The vmstat command is useful for reporting statistics about virtual memory. The vmstat command is located in /usr/bin, is part of the bos.acct fileset and is installable from the AIX base installation media.
The vmstat command summarizes the total active virtual memory used by all of the processes in the system, as well as the number of real-memory page frames on the free list. Active virtual memory is defined as the number of virtual-memory working segment pages that have actually been touched. This number can be larger than the number of real page frames in the machine, because some of the active virtual-memory pages may have been written out to paging space.
Syntax:
# vmstat [ -fsviItlw ] [Drives] [ Interval [Count] ]
Useful combinations of the vmstat command
- vmstat or vmstat Interval Count
- vmstat -v
The vmstat command gives data on virtual memory activity to standard output. The first line of data is an average since the last system reboot. In Example below you can see a summary of the virtual memory activity since the last system startup.

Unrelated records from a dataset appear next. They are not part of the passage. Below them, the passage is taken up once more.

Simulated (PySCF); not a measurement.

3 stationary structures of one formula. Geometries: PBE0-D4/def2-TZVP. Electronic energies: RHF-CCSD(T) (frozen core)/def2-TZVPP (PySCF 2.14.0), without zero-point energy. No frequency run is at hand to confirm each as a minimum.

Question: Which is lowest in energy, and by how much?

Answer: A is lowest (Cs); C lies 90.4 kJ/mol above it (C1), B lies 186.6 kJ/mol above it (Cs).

# vmstat System configuration: lcpu=4 mem=7168MB ent=0 kthr memory page faults cpu ----- ----------- ------------------------ ------------ ------------------------- r b avm fre re pi po fr sr cy in sy cs us sy id wa pc ec 1 1 148162 1649286 0 0 0 0 0 0 0 29121 133 0 0 99 0 0.00 0.2
When determining if a system might be short on memory or if some memory tuning needs to be done, run the vmstat command over a set interval and examine the pi and po columns on the resulting report. These columns indicate the number of paging space page-ins per second and the number of paging space page-outs per second. If the values are constantly non-zero, there might be a memory bottleneck. Having occasional non-zero values is not a concern because paging is the main principle of virtual memory.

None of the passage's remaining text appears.